For Petes sake oil is over $60 and BP is yielding 8% and the stock is selling for $43 I feel like I am living a dream.
Roughly, BP yielded 3% dividends on average (2%+ 99-01, 3.5% since). From $30 to 43 over 12 yrs is 3% annually. So BP has returned about 6% (BEFORE INFLATION) over the last 12 yrs. This is a pretty poor performance relative to the long-term REAL returns on stocks (but I would guess given the size of this bear market, it's probably in-line with other shares).
I can't remember exactly, but of the 9-11% real returns on stocks over the last 90 yrs, historically dividends have provided a significant portion (at least half?). And oil was probably justified going form $20 to ~$80 over the last 12 yrs (from $80 to $150, however, I hate to say, but OPEC was probably right - it was the huge hedge fund inflow that caused that bubble). From $20 to $60 is about a 10% annual increase in the price of oil over the last 12 yrs.

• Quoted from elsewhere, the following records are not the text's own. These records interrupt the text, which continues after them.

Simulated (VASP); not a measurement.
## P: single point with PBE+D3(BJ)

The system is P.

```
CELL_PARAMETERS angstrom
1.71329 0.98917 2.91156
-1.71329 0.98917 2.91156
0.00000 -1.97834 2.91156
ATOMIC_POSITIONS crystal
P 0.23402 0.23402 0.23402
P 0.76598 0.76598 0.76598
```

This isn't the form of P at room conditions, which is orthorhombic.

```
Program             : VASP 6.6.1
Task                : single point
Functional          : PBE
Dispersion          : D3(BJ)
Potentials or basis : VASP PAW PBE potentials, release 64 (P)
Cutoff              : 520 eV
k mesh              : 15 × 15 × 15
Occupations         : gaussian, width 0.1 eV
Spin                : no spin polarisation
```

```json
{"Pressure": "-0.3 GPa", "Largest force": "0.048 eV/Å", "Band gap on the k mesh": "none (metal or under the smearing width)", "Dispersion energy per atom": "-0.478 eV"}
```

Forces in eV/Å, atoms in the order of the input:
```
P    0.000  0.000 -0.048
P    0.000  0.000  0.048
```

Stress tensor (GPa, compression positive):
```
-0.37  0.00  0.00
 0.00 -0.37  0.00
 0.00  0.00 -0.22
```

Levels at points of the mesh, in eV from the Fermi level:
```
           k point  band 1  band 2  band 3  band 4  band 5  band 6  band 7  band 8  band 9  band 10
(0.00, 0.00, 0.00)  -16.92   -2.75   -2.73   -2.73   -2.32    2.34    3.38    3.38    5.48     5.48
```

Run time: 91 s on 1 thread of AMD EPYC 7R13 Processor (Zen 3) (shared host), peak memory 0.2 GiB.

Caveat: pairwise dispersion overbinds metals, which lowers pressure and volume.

So in the end, with a yield of around 7.5%, I agree that BP is looking fairly attractive (God forbid, I'm an options trader and I'm thinking a buy-and-hold on BP is making sense... is this market "wacked" or what!).
If my software is right on price, then re-investing of dividends has taken an 11% price-only annual return to your 21% (when XOM's current div is a paltry 2+%). That is a great example of "the power of compounding"!